How I feel after one complete trip through Guns n' Roses' "Chinese Democracy"

I’m sitting on a pigeon crap-encrusted bench with THAT friend.   The one you only see once every few years.  You know, the one that arrives like a tornado.  I’m outside a Subway at 5:17 am.  I’m muttering “I said no fucking onions.”  90% of the digits needed to call the girl who was selling Jell-O shots are written on my arm.  My left Adidas Gazelle is saturated with urine — and NOT my own.    My baseball cap is missing.  My shirt is ripped from a scuffle with a minor league baseball team.  The sun is beginning to rise.

And I am already looking forward to that friend’s next visit.

(If you want an actual review, Klosterman nailed it here.)

0 thoughts on “How I feel after one complete trip through Guns n' Roses' "Chinese Democracy"

  1. You know, I was just wondering to myself why I hadn’t seen any posts from you in my google reader lately.

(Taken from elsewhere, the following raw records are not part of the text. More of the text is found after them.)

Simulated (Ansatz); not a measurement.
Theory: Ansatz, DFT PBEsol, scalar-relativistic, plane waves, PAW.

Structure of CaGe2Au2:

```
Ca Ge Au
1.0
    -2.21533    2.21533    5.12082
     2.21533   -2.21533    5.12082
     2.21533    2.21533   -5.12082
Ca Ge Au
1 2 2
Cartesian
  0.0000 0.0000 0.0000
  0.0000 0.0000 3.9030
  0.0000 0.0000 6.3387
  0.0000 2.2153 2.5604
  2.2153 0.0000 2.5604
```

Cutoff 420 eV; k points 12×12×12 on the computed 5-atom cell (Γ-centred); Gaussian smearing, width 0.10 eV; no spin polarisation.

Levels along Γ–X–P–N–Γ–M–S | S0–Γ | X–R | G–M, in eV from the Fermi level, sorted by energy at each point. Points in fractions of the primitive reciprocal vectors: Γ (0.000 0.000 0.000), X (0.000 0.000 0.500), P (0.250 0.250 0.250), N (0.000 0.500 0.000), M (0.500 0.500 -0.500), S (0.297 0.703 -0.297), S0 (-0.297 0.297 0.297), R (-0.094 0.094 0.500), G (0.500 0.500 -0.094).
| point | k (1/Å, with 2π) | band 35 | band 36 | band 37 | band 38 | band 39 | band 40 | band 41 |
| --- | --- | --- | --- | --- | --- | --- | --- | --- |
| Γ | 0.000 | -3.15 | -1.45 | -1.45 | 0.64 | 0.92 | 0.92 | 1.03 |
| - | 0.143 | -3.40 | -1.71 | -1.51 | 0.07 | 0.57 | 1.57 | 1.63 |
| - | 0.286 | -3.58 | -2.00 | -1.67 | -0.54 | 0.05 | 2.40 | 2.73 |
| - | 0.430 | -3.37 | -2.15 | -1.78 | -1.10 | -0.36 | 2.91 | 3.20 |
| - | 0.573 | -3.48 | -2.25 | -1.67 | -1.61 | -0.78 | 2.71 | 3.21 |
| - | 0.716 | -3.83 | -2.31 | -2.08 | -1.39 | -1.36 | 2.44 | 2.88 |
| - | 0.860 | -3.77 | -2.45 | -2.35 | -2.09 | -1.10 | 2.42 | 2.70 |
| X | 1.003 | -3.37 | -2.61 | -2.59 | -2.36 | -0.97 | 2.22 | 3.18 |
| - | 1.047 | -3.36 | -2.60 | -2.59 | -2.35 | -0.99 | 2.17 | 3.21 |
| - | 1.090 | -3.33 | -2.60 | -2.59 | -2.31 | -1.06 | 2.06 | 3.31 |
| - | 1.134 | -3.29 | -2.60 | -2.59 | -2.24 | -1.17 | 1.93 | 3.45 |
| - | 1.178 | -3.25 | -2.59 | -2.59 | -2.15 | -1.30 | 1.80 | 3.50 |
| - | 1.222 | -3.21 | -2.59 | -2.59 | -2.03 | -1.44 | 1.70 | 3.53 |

    Its because I didn’t add you. I was convinced I did and was kind of disappointed that you weren’t posting.

    You were, I was just an idiot.

    You’re added now. I’m looking forward to more stories such as the above.

    Also, I’m impressed that you haven’t been by my blog to give me some hockey grief about how truly awful my team are being so far this year. Its embarassing, really.